1. This is an appeal by Gopi Rai, one of the objectors to an application for the grant of a probate. Baij Nath Rai, who claimed to be the executor under a will, dated 29th January 1928, executed by Nakched Rai, who admittedly died on 15th April 1923, applied for the grant of probate to him. Notices were issued to a large number of persons, many of whom were beneficiaries under the alleged will. Three of these persons only entered the caveat but the beneficiaries did not put in an appearance. An application was made on behalf of Baij Nath, the applicant, and six other persons to refer the dispute relating to the genuineness of this document to an arbitrator. The learned Judge allowed this application and referred the matter to arbitration, although the other beneficiaries had not joined in the application. The agreement of reference to arbitration permitted the arbitrator to import his own personal knowledge and decide the dispute on its basis. The arbitrator delivered his award basing his conclusion on his personal knowledge also and holding that the will had been proved to be a genuine document. Objections were filed to this award by some of the objectors, including Gopi Rai, but no objection was taken that the reference itself was illegal. The learned Judge after considering the objections on merits overruled them and passed a decree in terms of the award. Gopi Rai now appeals from the order granting the probate, and on his behalf it is urged that the reference was wholly irregular and illegal.

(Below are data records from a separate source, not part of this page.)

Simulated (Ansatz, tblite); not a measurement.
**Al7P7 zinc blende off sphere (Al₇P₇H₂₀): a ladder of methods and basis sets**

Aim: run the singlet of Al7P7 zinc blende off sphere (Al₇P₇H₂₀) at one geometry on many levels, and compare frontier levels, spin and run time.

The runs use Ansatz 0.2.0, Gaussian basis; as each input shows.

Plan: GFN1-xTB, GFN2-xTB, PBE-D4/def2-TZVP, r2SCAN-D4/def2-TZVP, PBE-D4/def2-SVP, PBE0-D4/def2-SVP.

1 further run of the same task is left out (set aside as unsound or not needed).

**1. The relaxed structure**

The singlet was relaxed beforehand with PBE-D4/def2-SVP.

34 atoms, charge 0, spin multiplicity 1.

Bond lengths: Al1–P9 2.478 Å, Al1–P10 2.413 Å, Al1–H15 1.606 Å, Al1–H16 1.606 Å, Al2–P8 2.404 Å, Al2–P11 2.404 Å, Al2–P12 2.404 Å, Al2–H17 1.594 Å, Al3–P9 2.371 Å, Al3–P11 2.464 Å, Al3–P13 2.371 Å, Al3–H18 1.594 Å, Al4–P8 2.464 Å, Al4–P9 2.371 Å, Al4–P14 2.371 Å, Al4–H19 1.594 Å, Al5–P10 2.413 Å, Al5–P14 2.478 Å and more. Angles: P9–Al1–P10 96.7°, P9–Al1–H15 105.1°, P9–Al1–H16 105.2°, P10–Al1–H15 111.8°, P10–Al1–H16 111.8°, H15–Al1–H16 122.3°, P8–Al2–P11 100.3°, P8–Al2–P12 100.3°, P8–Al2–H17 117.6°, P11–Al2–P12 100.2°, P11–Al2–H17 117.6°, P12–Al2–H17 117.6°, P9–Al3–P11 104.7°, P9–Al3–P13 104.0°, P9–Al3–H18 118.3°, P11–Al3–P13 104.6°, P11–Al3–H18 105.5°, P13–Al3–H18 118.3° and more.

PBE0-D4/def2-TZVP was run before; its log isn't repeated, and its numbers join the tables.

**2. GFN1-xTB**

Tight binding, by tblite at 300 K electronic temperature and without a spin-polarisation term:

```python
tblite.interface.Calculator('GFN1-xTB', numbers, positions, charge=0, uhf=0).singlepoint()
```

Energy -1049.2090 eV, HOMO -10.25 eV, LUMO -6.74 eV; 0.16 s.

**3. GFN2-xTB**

2. It seems to us that the learned Judge had no jurisdiction to allow the dispute relating to the genuineness of a will in a probate proceeding pending before him to be referred to the arbitration of an arbitrator. The order granting probate is a judgment in rem and, so long as it is not revoked, is operative against the world. Before such an order is passed the Court has got to be satisfied in its own mind that the will is a genuine document and that probate ought to be granted. It cannot delegate its proper functions to a private individual and decide the point through him. If such a course were permitted, a door for fraud and collusion would be opened which it is against public policy to permit.
3. The point is not res integra but it is covered by authority. We may refer to the case of Ghella, Bhai v. Nandu Bai  21 Bom, 335 in which Farran, C.J. at p. 342 remarked that the Court had no authority to refer the factum of the will to arbitration and that clearly it would not refer such a matter in which there were beneficiaries interested whose consent had not been obtained, that the probate Court could not grant probate on the vicarious finding of an arbitrator but must itself be satisfied by admissible evidence that the will was the will of the testator and that the relevant provisions of the Code of Civil Procedure were not applicable to probate proceedings, and, on the other hand, the provisions of the Probate Act preclude the possibility of a Judge referring the question of the execution of a will to an arbitrator, particularly if all the beneficiaries had not appeared before him and consented to that course, even which was doubtful. We agree with these observations and hold that the District Judge could not act upon the award which was the result of a reference to arbitration, without even the consent of many of the beneficiaries. The same principle has been applied to compromises regarding the genuineness of the will in probate proceedings: vide Manmohini Guha v. Banga Chandra Das  31 Cal. 357 and Sarda Kanta Das v. Gobinda Mohan Das  6 I.C. 912. We have therefore both on principle and on authority, no doubt whatsoever in our minds that the order of the Judge was quite illegal.
4. The only point seriously urged on behalf of the respondents is that inasmuch as Gopi Rai had himself agreed to the reference and never objected to the award on the ground of illegality, he is estopped from raising this point in appeal. We cannot hold that there is any estoppel against Gopi Rai on this question of jurisdiction. That is a matter which we can take into account only when ordering costs. We accordingly allow this appeal and setting aside the order of the Court below granting the probate, send the case back to that Court with directions to restore it to its original number on the file and dispose of it according to law. In view of the fact that this objection has been taken for the first time in appeal before us, we direct that the parties should bear the costs of the proceedings incurred so far.